Lee Kuan Yew Gets a Caning

Raffles Institution c 1940. Photo source: National Archives of Singapore.

Prime Minister Lee Kuan Yew inspecting the Guard of Honour formed by the Raffles Institution's National Cadet Corps at the school's Founder's Day Ceremony on 6 Jun 1969. Photo source: National Archives of Singapore.

This blog topic "Lee Kuan Yew Gets a Caning" is not intended to be mischievous. Please read on beyond the headline...

It is a chapter from the book "Tales of Old Singapore" by Iain Manley, assembling vignettes of a time past, a Singapore of yesterday as excerpted below:

Lee Kuan Yew Gets a Caning

From The Singapore Story by Lee Kuan Yew, 1994
In my final year, 1935, I came first in [junior] school and won a place in Raffles Institution, which took in only the top students...I enjoyed my years in Raffles Institution. I coped with the work comfortably, was active in the Scout movement, played cricket and some tennis, swam and took part in many debates. But I never became a prefect, let alone head prefect. There was a mischievous, playful streak in me. Too often, I was caught not paying attention in class, scribbling notes to fellow students or mimicking some teacher's strange mannerisms. In the case of a rather ponderous Indian science teacher, I was caught in the laboratory drawing the back of his head with its bald patch.

Once I was caned by the principal. D.W. McLeod was a fair but strict disciplinarian who enforced rules impartially, and one rule was that a boy who was late for school three times during one term would get three strokes of the cane. I was always a late riser, an owl more than a lark, and when I was late for school the third time in a term in 1938, the form master sent me to see McLeod. The principal knew me from the number of prizes I had been collecting on prize-giving days and the scholarships I had won. But I was not let off with an admonition. I bent over a chair and was given three of the best with my trousers on. I did not think he lightened his strokes. I have never understood why Western educationists are so much against corporal punishment. It did my fellow students and me no harm.
This article as written by former Minister Mentor Lee Kuan Yew in his book.

Raffles Institution c 1941. Photo source: National Archives of Singapore.

Raffles Institution c 1950. Photo source: National Archives of Singapore.

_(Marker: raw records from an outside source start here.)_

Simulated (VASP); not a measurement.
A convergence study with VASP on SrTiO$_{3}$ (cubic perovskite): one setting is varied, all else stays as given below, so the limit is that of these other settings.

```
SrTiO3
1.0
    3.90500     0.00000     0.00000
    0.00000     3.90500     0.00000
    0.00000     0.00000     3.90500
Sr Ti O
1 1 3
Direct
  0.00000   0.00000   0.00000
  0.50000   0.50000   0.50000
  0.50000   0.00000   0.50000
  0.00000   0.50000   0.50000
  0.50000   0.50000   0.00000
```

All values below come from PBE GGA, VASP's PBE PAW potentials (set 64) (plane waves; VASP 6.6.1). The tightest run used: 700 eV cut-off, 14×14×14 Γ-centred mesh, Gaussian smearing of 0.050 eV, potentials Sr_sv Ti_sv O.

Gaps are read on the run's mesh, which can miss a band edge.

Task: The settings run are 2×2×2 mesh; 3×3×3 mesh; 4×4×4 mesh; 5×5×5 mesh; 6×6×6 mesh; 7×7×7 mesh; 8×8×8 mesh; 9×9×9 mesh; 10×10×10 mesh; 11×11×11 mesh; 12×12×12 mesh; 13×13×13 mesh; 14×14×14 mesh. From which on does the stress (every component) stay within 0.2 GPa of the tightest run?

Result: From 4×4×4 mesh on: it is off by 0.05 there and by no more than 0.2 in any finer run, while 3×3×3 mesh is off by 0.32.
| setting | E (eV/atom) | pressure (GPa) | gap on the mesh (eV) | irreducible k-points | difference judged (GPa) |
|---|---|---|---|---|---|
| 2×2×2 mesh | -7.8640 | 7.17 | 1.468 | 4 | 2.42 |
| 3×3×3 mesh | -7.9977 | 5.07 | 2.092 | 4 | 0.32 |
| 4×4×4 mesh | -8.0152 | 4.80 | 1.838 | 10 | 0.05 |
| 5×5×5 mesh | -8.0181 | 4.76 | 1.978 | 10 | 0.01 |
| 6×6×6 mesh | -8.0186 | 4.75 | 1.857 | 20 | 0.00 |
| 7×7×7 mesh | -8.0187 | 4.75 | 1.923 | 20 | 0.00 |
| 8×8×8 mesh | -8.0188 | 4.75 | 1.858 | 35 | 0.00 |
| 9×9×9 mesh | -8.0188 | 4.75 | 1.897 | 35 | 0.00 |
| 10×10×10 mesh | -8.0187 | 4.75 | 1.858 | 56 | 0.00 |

A bird's eye view of Raffle Institution c 1971. Photo source: National Archives of Singapore.

9 Comments:

Blogger ANDY: Pop Music Not Pills. © said...

You will be in the headlines again Thim for highlighting this paragraph.

But it's the truth and boys will be boys.

Cheers.

September 28, 2011 at 8:40 AM  
Blogger Unk Dicko said...

Now that even the great man himself has spoken about his breaking of the school rules and the punishment he got...I think it's high time we also share our own ordeals..for the moment restricted to just schooldays.
What sayeth you my dear Thimbuktu?
Encourage one and all to either write,blog or by way of comments.

September 28, 2011 at 12:04 PM  
Blogger Icemoon said...

Hmm, is he saying the punishment was not painful at all?

September 28, 2011 at 5:53 PM  
Blogger Thimbuktu said...

Icemoon,

Former MM Lee Kuan Yew was caned by the Raffles Institution principal D.W. McLeod in 1938. Mr Lee reollected for arriving late in school and punished:

"But I was not let off with an admonition. I bent over a chair and was given three of the best with my trousers on. I did not think he lightened his strokes".

September 29, 2011 at 9:59 AM  
Blogger Thimbuktu said...

Unk Dicko,

As sayeth us: "Spare the rod and spoil the child" which the cane as an experience in schooldays lessons for punishment to discipline.

There are many kids who have not been caned for playful and mischievous in school. I have gone through this experience to know the difference of thick and thin canes :)

The punishment by caning for vandalism was a lesson by Michael Fay and charged in court an entirely different matter.

September 29, 2011 at 10:36 AM  
Blogger Lam Chun See said...

Thanks for sharing this. I must ask my UK friend Brian Mitchell to read this.

The other day, one lady wrote a letter to the ST Forum page condemning corporal punishment. She said that it will teach our children to respond with violence. If she was right, me, my siblings and cousins and even my 3 children would all be violent people who only know how to settle differences with violence.

September 29, 2011 at 10:33 PM  
Blogger Icemoon said...

I think the corporal punishment on LKY was not hard enough but still memorable.

At the beginning of his book, LKY talked about how he was dragged and left dangling above the well by the ear. Now, this is the real corporal punishment!

October 1, 2011 at 10:25 AM  
Blogger lim said...

I had a most tumultous time in my primary school days when I accidentally saw a boy being caned by his mother in front of the principal. It was not caning, in my opinion, as the boy screamed at the top of his voice and jumped up at each stroke of the cane. It is not how hard you cane but how effective in disseminating the lesson from the punishment. That's how we grow up.

October 3, 2011 at 10:49 AM  
Blogger lim said...

Let me make a correction to my above post. It was not 'tumultous' but 'traumatic.' I think a good explanation to the child the reason for the punishment will go a long way to help the child understand the value of discipline.